Open bretg opened 1 month ago
The PBS-Go team is curious what A/B testing strategy is being used and whether this is something that applies to all modules or not.
what A/B testing strategy is being used
Just a simple run-or-not-run strategy. I suppose it would be more powerful to allow for different configurations (e.g. timeouts, cache sizes, etc), but the main point here is to be able to know whether it's worthwhile paying a given vendor at all, not to fine-tune the behavior. If their system is complicated enough to need that kind of tuning, they should include their own A/B testing facility inline to their module.
Here's a rough proposed implementation.
The test is enabled at the module-level, not the hook level.
{
"hooks": {
"modules": {
"my-module": {
"params-seen-by-module": { ... }
}
},
"execution-plan": {
"abtests": [{
"module-code": "my-module",
"enabled": true,
"percent-active": 5,
"log-analytics-tag": true
},{
... abtest config for other modules ...
}],
"endpoints": {
"/openrtb2/auction": {
...
}
}
}
}
}
If any abtests object is enabled and flagged with log-analytics-tag as true, PBS would log an atag activity object
{
activities: [{
name: "core-module-abtests",
status: "success",
results: [{ // one results object for each module in the abtests object
"status": STATUS, // "run" or "skipped"
"values": {
"module": "my-module"
}
},{
... the status of other abtest decisions ...
}]
}]
}
I think they can do what they need to with this data, which is just to log to their endpoint whether a given module was active or not.
Please consider a simplification:
abtests
object under the execution-plan
- perhaps it may be enough to just specify a single rollout_fraction
parameter under each module, like: {
"hooks": {
"modules": {
"my-module": {
"enabled": true
"rollout_fraction": 0.5 // a float between 0.0 and 1.0
"params-seen-by-module": { ... }
}
},
...
rollout_fraction
is treated as a p
parameter for a simple Bernoulli(p)
distribution (with discrete 0 or 1 outcomes) from which we'd sample whether to run the module for this particular request or not..
HookExecutionOutcome
which would contain the module if it was run. Thus can be used instead of analytics tag as a marker of the treatment variant. If the module was not run for a given request - we'd simply not have it listed in the HookExecutionOutcome
which would indicate the control
variant. Other custom markers including custom analytics tags may be used and are subject to the particular module implementation.This of course works only if HookExecutionOutcome
is picked up by the analytics pipeline and transferred to the data warehouse to be used as part of further analysis including A/B test results, which seems to be a reasonable assumption to make.

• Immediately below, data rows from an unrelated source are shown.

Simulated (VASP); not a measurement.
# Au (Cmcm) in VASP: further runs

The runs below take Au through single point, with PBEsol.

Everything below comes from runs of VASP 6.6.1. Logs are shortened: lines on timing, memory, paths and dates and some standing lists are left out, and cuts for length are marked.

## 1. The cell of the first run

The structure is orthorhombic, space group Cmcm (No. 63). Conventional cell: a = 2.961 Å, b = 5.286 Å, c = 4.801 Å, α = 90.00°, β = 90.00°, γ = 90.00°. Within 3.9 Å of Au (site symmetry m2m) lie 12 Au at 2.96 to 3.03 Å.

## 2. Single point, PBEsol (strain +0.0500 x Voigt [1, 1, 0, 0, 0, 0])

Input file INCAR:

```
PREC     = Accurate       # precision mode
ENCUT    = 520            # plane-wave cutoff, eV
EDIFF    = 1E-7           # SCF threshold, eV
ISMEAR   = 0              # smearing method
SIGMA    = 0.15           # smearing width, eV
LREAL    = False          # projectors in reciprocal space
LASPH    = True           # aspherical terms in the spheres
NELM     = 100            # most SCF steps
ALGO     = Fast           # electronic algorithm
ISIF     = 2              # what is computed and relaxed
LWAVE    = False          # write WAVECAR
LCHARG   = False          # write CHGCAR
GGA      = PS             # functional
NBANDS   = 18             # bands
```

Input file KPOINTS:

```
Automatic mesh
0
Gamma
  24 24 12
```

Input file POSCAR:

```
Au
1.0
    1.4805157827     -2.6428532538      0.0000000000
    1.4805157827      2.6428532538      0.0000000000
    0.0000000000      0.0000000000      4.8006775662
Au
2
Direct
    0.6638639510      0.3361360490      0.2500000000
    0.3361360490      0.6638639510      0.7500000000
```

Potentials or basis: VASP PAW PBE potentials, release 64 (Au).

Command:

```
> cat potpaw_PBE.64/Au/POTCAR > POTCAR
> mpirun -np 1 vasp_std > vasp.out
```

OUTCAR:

Thus the whole thing comes down to implementing rollout_fraction
as an optional module config param and associated decision making logic based on sampling from a Bernoulli(rollout_fraction) distribution.
If this were done via HTTP headers then Content Security Policy might provide a pattern to emulate substituting domain name for module common name for the module's key. The name of the header could be Prebid-Config
.
In general I'd prefer to put core control mechanisms in a place where the module code can't see it.
I get that the 'enabled' field is an exception. I believe the module can see everything under hooks.modules.my-module. I don't want to add another level (e.g. params-seen-by-module) because we already have existing modules in the wild that don't put things there.
So we'd need to come with a reserved word where we place PBS-core control functionality. e.g. hooks.modules.my-module.module-controls.percent-enabled.
Rather than have each module support an ability to A/B test, it would be convenient for PBS-core to support enabling modules in a partial way.
We need to work out the syntax and the analytics.